Fracking moves one step closer to Blyth

The scoping request has been submitted for a site at Tinker Lane between Blyth and Barnby Moor
The scoping request has been submitted for a site at Tinker Lane between Blyth and Barnby Moor

Blyth residents could face fracking after a request to carry out a ‘scoping request’ near the village was submitted to Notts County Council by Island Gas Energy.

The scoping request is for a site at Tinker Lane, on the A634 between Blyth and Barnby Moor. The council dealt with a separate scoping request from Island Gas on a site north-east of Misson earlier this year.

The submission marks the firm’s first steps towards preparing an environmental impact assessment which would need to be submitted as part of a future planning application to undertake shale gas development. Island Gas has already undertaken limited site investigations, including seismic land survey, at the site.

Sally Gill, planning manager from Nottinghamshire County Council, said the authority intended to ‘robustly review’ the scoping request.

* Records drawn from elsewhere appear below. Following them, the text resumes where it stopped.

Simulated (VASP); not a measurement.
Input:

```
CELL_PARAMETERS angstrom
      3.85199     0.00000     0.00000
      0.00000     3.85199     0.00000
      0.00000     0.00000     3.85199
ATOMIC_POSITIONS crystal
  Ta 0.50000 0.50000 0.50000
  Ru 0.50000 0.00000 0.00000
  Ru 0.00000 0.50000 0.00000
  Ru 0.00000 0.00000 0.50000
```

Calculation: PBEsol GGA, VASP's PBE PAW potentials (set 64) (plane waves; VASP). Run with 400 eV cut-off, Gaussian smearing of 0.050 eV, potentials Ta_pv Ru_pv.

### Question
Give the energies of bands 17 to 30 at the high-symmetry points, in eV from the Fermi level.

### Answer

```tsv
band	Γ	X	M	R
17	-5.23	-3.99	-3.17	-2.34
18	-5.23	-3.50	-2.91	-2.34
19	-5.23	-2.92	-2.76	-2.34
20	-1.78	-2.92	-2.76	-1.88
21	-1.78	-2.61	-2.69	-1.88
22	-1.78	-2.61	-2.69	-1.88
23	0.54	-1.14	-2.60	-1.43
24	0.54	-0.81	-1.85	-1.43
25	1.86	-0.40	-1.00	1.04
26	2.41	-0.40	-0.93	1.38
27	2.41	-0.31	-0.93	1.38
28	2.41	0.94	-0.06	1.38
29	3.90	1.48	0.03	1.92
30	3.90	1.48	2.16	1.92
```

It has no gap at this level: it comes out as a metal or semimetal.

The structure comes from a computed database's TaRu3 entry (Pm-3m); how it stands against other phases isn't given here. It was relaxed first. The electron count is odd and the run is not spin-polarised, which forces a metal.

She added: “If a planning application is submitted for shale gas development in the future, as the local planning authority our role will be to consider how suitable the site is for any shale gas exploration. This will involve looking at how the proposals affect a range of issues such as wildlife, transport and water resources.

“The company will also have to secure separate approval from a range of other organisations including the Environment Agency, Health and Safety Executive and the Department of Energy and Climate Change to make sure the site will operate safely.

“Further separate planning applications would need to be submitted by the firm if it decided to undertake additional investigations at the site, including shale gas appraisal or extraction.”

Bassetlaw Against Fracking’s chairman David Larder has branded the scoping request a ‘devious surprise’.

He said: “None of the nearby householders as far as I know have had an inkling of what was coming. Even when queries were made to the security staff that suddenly appeared at the site, they were not told anything. To spring a potentially huge operation onto tiny communities like this is a disgrace. We will study their intentions carefully because this could lead to a major fracking site - blighting property values, and bringing considerable increases in noise in the area as well as large traffic movements.”